Mary Jo Maynes and Ann Waltner. 2012. The Family: A World History. New York: Oxford University Press. Pp. xi + 168. $19.95 (Hardcover).

 

     Mary Jo Maynes, Professor of History at the University of Minnesota, and Ann Waltner, Professor of History and Director of the Institute for Advanced Study, University of Minnesota, briefly explore the notion of family across the ages in their concise book, The Family: A World History. Rather than tell the rise and fall of empires, the authors put the family at the center of their world historical story. Their main thesis in this book is that family construction is not natural, but instead is socially and historically constructed and these structures change over time in relation to social and political processes. The authors claim that the family structures affect the social, political and economical aspects of society and that in all places households have been and are the basic units of production, consumption and ritual. The authors write, "Cultural capital and religious values are also transmitted within families; families shape individual and collective predisposition and destinies. Arrangements made by and within families (such as marriage choices, or bequests of property, or decisions about educating children) contribute to social dynamism or stability, alongside and sometimes even more powerfully than economic systems, government policies, or intellectual movements" (X).

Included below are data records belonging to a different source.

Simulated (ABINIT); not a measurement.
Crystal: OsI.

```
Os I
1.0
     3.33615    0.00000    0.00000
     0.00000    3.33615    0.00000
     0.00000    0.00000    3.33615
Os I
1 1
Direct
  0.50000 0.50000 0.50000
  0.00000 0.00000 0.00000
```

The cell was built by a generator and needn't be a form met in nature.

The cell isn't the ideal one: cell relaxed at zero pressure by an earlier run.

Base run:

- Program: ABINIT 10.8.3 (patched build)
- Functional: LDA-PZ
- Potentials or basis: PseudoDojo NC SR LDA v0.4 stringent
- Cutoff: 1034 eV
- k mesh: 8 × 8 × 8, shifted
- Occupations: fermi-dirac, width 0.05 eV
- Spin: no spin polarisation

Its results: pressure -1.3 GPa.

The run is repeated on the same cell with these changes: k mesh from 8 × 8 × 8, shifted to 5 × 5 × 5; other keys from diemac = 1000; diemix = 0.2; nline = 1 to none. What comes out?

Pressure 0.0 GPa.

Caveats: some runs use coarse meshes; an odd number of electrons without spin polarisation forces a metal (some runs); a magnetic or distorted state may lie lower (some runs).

     In the first chapter, the authors begin the story of humanity from nearly 15000 years ago, and using different archeological, historical and anthropological accounts investigate social structure of early human beings up to 5000 BCE. Using evidence from skeletal analysis and grave remains, the authors describe how the ancient people's performance and the patterns of social organization change over time, discerning gender differences in social status and labor. Here the authors challenge the notions about early human life; for example, they challenge the concept that the emergence of agricultural modes of life and animal domestication have facilitated human development and, instead, argue that it has imposed and introduced new problems.

     Maynes and Waltner discuss how the emergence and development of religion has been intertwined and intimately connected with family history in Chapter Two, and how each has influenced the other. They rely on the importance of family as the core of the organized religions and as the developing force of religion. In addition, they acknowledge religion for providing the impulse for law codes and prescriptions about family morality. But religion and family were not always in accordance. For example, "while most early religious traditions focused on the family as an important site of religious symbolism and practice, some religious traditions emerged in tension on in competition with the family" (29). Although the authors acknowledge the elusiveness of prehistoric beliefs in afterlife in the absence of textual evidence, they argue that images, carving and burial sites could provide clues about people attitude towards conceptualizing the afterlife. In addition, they investigate familial relations in mythologies and explore familial structures through religious teachings and texts.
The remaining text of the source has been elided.